Concentration camp survivor brings German parliament to its feet
Speaking in front of German Chancellor Gerhard Schroeder, government ministers and members of the Bundestag, Mr Lustiger told of a spontaneous uprising of Auschwitz prisoners in October 1944 in response to mass gassings of Jews.
“The prisoners attacked the SS with axes and rocks and set one crematorium on fire,” said Mr Lustiger, a Jew and Holocaust historian. “The SS mobilised, rounded everyone up in groups and killed them all with shots to the neck.”
Mr Lustiger’s cousin is converted Catholic Jean-Marie Lustiger, Pope John Paul’s representative at ceremonies in Poland yesterday commemorating the liberation of the Auschwitz death camp.
Arno Lustiger passed through seven death camps in all. He was one of 4,000 prisoners sent on a death march from Auschwitz in January 1945 along the frozen streets of Silesia in what is now Poland. Only half survived the journey, only to land in the living “hell” of another camp, Gross-Rosen.
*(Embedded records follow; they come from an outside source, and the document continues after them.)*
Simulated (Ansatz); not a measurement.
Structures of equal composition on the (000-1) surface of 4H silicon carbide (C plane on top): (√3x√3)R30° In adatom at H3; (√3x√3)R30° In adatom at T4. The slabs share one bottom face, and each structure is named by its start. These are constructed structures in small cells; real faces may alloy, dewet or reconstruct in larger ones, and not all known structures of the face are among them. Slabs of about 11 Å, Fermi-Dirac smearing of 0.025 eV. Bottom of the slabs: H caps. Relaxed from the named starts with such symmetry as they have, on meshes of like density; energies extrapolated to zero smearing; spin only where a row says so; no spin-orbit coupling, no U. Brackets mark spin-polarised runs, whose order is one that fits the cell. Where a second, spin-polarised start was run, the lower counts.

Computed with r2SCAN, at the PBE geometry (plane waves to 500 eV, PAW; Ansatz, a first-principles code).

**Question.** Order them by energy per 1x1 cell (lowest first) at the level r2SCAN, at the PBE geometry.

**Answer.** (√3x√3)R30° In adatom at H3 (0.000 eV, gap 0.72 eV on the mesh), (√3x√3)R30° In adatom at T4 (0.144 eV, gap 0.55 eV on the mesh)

Eventually Lustiger ended up at Langenstein, where crippling forced labour in underground tunnels killed the average prisoner in four weeks. He survived it all and, after being discovered half-dead by American troops, celebrated the end of the war and his 21st birthday on May 8, 1945.
“This double-celebration, I will never forget it,” Lustiger said, his harrowing tale greeted with an extended, solemn ovation.